Because games were expensive, we often made our own goals to extend the longevity of a game. these days, we expect more formal goals, and we expect them to recognised.
(Thanks for enjoying the Countdown. I’ve been meaning to do something like this for a long time.)
Perhaps I’m too off the track but…A game where discoveries as rewards are part of contents… “Her Story”? A narrative driven by… narrative? I used sometimes to input random keywords into database, and every found part was definitely rewarded with small step towards the solution of mystery around the protagonist.
So the long-awaited Closure level select rant is on-topic here, because it’s also a rant about rewards and goals. Well, on-topic compared to my usual. (Earlier discussion of level select screens in comments here, though the best part is my thing about the clone Freds at the bottom.)

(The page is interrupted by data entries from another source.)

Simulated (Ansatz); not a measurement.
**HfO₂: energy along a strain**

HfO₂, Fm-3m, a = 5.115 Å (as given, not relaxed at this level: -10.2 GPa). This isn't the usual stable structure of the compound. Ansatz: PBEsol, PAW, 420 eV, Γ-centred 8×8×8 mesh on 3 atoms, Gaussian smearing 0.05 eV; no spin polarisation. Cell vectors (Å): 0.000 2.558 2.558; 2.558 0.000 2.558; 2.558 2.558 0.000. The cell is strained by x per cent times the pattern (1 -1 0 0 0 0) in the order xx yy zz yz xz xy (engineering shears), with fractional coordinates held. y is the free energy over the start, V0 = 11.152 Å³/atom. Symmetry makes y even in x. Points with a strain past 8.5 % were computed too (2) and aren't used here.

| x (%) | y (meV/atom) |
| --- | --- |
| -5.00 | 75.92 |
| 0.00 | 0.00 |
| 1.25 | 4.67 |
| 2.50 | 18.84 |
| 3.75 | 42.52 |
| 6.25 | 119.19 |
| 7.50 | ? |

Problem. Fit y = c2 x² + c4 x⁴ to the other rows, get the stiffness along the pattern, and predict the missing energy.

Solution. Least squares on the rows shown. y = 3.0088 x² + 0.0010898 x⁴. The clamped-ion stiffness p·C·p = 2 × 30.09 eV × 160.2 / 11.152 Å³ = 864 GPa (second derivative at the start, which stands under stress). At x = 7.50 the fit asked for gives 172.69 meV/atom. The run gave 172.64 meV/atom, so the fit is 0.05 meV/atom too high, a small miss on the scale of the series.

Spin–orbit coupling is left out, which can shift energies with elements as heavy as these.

Here’s how Closure works: For most of the game, there’s three separate sets of levels that you proceed through linearly. When you start up, there’s an in-engine level select where you walk through a door to one of those sets of levels, then walk to a set of doors to the last level you unlocked, and then a little animation plays as your character turns into the PC for this level. This is kind of annoying to go through every time you boot up (especially the “turning into the PC animation” is redundant after the fifth time). But once you’re in the levels, when you finish one you just go on to the next.
When you finish all three sets of levels, another door in the level select screen unlocks, taking you to a new set of harder levels (I think these can be played in any order). And when you finish those a giant door in that level select screen unlocks. Therein lies the problem.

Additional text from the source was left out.